We also have 75 chargers across our sites and are taking the opportunity when investing in site upgrades to add more wherever we can.
Fleet Manager Kate Wilson said: “It’s important that we make smart choices when it comes to our future fleet. So, we are watching the market and assessing how and when we can best invest to get value for money for our customers, while also delivering the best benefits for the environment.
“We are also carefully assessing how electric and other new fuels would fit with the way our operational teams work, which includes ensuring the infrastructure is in place to ensure that our vehicles have the charge needed when our customers need us.”
We’re making the invisible visible, reducing carbon emissions and saving lives and money, with our ground-breaking National Underground Asset Register (NUAR) project.
Most utilities have assets buried beneath the ground – some 1.5 million km in total. But, until now, they have never all been mapped in one place.
The first-ever NUAR is being created alongside a range of partners and with backing from the Government’s Geospatial Commission.
Developed from an idea at our 2018 Innovation Festival, the NUAR will contribute to reducing potentially lethal utility ‘strikes’ that cost an estimated £2.4 billion to the UK economy.
With the availability of shared data and greater knowledge before ground is broken, it will also help reduce carbon by increasing the efficiency of utilities’ digs. Where in the past companies may have had to halt a dig when we encounter another utility pipe or cable, and do extra digging around it, and potentially extra re-surfacing. The NUAR increases the chances of making that first dig the only one that’s needed.
In 2022, we became the first company to sign a national data-sharing agreement to allow NUAR to roll out across the country.
Clive Surman-Wells, Northumbrian Water’s Innovation Partnership Manager, said:
"With greater knowledge comes greater efficiency. Utility strikes often happen when a company digs into the ground and hits a pipe or cable they didn’t know was there. As well as being potentially fatal, costly, and possibly bad for the company’s reputation, it means more digging. By increasing our ratio of getting the dig right first time, we reduce carbon by decreasing the need for that extra energy usage.”
We are industry leaders in using our customers’ waste to create green energy.

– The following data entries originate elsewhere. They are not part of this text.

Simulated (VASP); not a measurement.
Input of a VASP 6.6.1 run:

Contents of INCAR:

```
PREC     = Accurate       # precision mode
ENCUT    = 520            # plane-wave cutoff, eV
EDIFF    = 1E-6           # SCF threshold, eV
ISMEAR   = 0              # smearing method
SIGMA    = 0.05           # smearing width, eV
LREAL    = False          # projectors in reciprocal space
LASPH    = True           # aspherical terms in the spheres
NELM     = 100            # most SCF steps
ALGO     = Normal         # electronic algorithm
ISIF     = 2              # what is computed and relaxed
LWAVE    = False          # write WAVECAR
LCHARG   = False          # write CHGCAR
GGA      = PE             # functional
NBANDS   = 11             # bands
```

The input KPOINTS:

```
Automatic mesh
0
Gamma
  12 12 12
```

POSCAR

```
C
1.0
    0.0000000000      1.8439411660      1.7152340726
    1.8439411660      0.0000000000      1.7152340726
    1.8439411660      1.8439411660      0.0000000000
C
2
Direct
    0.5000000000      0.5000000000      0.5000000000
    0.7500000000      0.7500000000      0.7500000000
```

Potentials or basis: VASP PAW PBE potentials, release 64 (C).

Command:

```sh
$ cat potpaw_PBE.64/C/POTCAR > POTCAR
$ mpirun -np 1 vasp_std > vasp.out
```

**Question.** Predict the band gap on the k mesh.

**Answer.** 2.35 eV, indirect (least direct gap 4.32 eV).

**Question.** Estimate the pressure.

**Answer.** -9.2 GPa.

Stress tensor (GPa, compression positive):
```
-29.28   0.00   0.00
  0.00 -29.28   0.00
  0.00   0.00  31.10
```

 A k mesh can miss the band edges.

We were the first, and are still the only, water company to use 100% of the sludge from our wastewater treatment to create energy, literally Power From Poo – and this is a significant part of how we are already well on our way to Net Zero.
Advanced Anaerobic Digestion plants on Tyneside and Teesside process around 2 million cubic metres of sludge to generate 10MW of energy, enough to power around 20,000 homes.
The residual inert “cake” is then transported to be used as fertiliser. The switch from moving liquid sludge to transporting solids has also meant 90,000 tankers per annum have been replaced by 10,000 trailers, reducing our carbon emissions even further.
Both sites also utilise gas-to-grid plants to pass energy produced into the National Grid.
Richard Murray, Head of Wastewater Treatment and Bioresources, said:
"Our Power From Poo processes create a cycle of waste and green energy. Customers cook using gas, eat their dinner, and this creates waste that is flushed into our network. We then treat that waste and elements are used to create gas that goes back into the National Grid and may then be used to cook more meals."
Our reed beds at Hanningfield were a first for sustainable drinking water treatment, representing a saving of 70 tonnes of CO2 emissions a year, compared with the traditional system
They provide a natural method of dealing with the sludge, which is a by-product of the water treatment process, recycling the water back into the reservoir for re-use. They remove the need for mechanical or chemical processes, along with the associated maintenance, labour and power.
Containing 16 reed beds, with a surface area of more than 10 acres, the natural plantation is now an essential part of the drinking water treatment process for the nearby water treatment works.
Separating silts and algae from the raw water as part of the treatment process creates up to three million litres of a sludge containing ferric used in the treatment process every day.
Katie Davis, Northumbrian Water Group’s Project Portfolio Manager and Project Manager, said: “Most of the sludge is water which, once treated, can be naturally recycled back to the reservoir for re-use, removing mechanical or chemical processes, along with the associated maintenance, labour and power.
“The creation of the new reed bed is also an important addition to the wildlife habitat of the reservoir – so a cleaner, more efficient, natural and environmentally beneficial scheme.”
Our efforts to achieve Net Zero and work with partners to produce green energy for other users are taking a big step forward in 2022 as we install solar arrays on a number of our sites.
We have now switched on an array of 3,600 solar panels at Lumley Water Treatment Works in County Durham, the first of six sites where the technology is planned to be added this year.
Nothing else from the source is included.